According to both your article and the CNN article, California’s law made half of all the magazines in the United States illegal in the Eureka state. And CNN includes a little more detail on the majority position, which is that the ammunition is “typically used for lawful purposes, and are not ‘unusual arms’ that would fall outside the scope of the Second Amendment.” i.e. Those magazines are protected by the 2nd Amendment according to this decision.
Perhaps they would have ruled differently had the law banned magazines with a capacity over 30 rounds. Those are somewhat unusual in my experience and maybe they wouldn’t be protected.
President Trump made 100% of all bump-stocks illegal. If you had one you had to destroy it or turn it in. The Supreme Court passed on hearing the case.
So, why does that matter how many units it affects?
I don’t have a particular dog in that race as I had no interest in owning a bump stock and I do not know whether or not they were in common use. However, I was not keen on the president of the United States making something illegal by fiat even if I’m ultimately indifferent to the outcome in this particular case.
However, in recent years the Supreme Court has ruled that the right to own a firearm for the purpose of self-defense is an individual right. This comes up in District of Columbia vs. Heller where residents challenged laws that banned all handguns save for those registered before 1975 and required rifles and shotguns to be stored unloaded and disassembled or with a trigger lock rendering them next to useless for self-defense. So the court overturned that law on the grounds that owning firearms for self-defense was a Constitutional right. And while the court maintained that there was not an unlimited right to own anything firearm related, it also stated that that the right applies to firearms commonly used by the militia. i.e. Those in common use for legal purposes.
I’m not an attorney, though I’ve watched plenty of Law & Order, so I can’t give you a good explanation like a real lawyer could. But it follows that if one has a right to own a firearm for self-defense then that includes access to magazines, ammunition, scopes, etc., etc. California arbitrarily declared anything over 10 rounds to be a high capacity magazine at a time when 15+ was pretty standard. i.e. In common use for lawful purposes.

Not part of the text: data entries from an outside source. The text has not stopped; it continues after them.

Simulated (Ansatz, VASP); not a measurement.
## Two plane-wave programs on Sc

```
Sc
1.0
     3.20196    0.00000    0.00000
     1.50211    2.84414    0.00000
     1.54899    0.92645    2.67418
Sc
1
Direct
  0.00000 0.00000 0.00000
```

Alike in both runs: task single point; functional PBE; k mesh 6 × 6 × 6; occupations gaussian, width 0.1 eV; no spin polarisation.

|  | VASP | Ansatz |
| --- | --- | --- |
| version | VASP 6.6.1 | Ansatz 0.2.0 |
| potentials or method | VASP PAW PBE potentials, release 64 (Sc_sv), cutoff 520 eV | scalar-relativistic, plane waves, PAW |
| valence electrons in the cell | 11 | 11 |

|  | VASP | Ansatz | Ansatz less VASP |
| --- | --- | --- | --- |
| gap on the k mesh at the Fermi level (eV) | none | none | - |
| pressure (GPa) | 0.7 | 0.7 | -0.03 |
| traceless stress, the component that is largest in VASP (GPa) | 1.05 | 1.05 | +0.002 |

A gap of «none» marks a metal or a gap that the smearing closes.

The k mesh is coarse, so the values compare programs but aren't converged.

Do you think that having firearms with 10-round magazines in them ever makes people more safe? I suspect that in your case, the answer would be “no”. But if you concede that having a firearm with a 10-round magazine in it does in some circumstances make people more safe–that is, that having guns sometimes gives people the opportunity to defend themselves against illegal and violent attacks that immediately threaten them with death or grievous bodily harm–then it’s hard to see how you can say that a magazine that holds 15 rounds or 19 rounds instead of 10 rounds is not thereby that much more useful in self-defense; and also is so much more dangerous than a gun with a 10-round magazine that it must be banned, even for law-abiding people with clean records.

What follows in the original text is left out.